If my daughters had asked that question they would also have said, 'Dad, give me the short answer'.
Short answer, yes, this is the version for sale, I have cut a 27mm 1.5mm internal thread for my spindle on a timing gear that worked the first time with the pmdx411 controller, yes there are a few other bugs.
The long answer. Very few hobbyists are using Mach4(m4) in the lathe mode therefore very little attention is being paid to it. NFS can't afford to provide the support to a hobbyist who paid $200 and they have been upfront about the amount of suppport to expect. There are a couple of NFS people who monitor the forum and chime in when users get stuck and no one can help answer the problem. I'm sure the industrial version has had more scrutiny.
Because m4 motion control is now solely the responsibility of the hardware vendor it is unknown which and how the functions have been implemented and tested. When I switched to m4 earlier this year I had a uc100 controller and they advertised that they had a m4 plugin. It turned out they had not tested it on a lathe and it did not work. I don't know if they have subsequently upgraded their plugin. The pmdx411 was a direct substitute that meant I didn't have to change any hardware or wiring so I tried that and have been pleased with its performance. I don't know if any other vendor has implemented threading and tested it on a lathe.

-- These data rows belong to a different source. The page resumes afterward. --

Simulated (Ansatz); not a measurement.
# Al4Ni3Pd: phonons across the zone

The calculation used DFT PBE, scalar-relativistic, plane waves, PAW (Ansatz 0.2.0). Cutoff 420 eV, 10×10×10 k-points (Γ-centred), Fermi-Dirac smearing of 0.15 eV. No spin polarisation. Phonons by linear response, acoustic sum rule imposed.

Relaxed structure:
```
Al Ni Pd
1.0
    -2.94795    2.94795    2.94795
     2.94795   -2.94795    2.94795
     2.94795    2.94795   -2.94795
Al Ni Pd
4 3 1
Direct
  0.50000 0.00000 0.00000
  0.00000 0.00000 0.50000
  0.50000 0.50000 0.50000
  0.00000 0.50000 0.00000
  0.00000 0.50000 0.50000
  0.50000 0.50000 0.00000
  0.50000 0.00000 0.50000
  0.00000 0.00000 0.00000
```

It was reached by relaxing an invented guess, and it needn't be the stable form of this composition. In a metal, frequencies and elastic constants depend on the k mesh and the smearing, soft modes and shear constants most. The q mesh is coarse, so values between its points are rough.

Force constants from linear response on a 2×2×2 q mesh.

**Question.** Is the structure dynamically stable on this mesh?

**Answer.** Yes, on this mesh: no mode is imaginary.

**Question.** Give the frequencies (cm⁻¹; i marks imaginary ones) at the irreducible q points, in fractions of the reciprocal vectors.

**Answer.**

The lathe version version will do most things that the hobbyist wants if they are using it in a traditional manor (run GCode files). It is designed totally different from Mach3, implementing Fanuc gcode, lua as its scripting language and has a built in screen editor (that has a few annoying but not fatal bugs). Learning the scripting paradigm and language has a steep learning curve.
Having said that I will not revert to m3. I'm closing in on retiring and enjoy the challenge.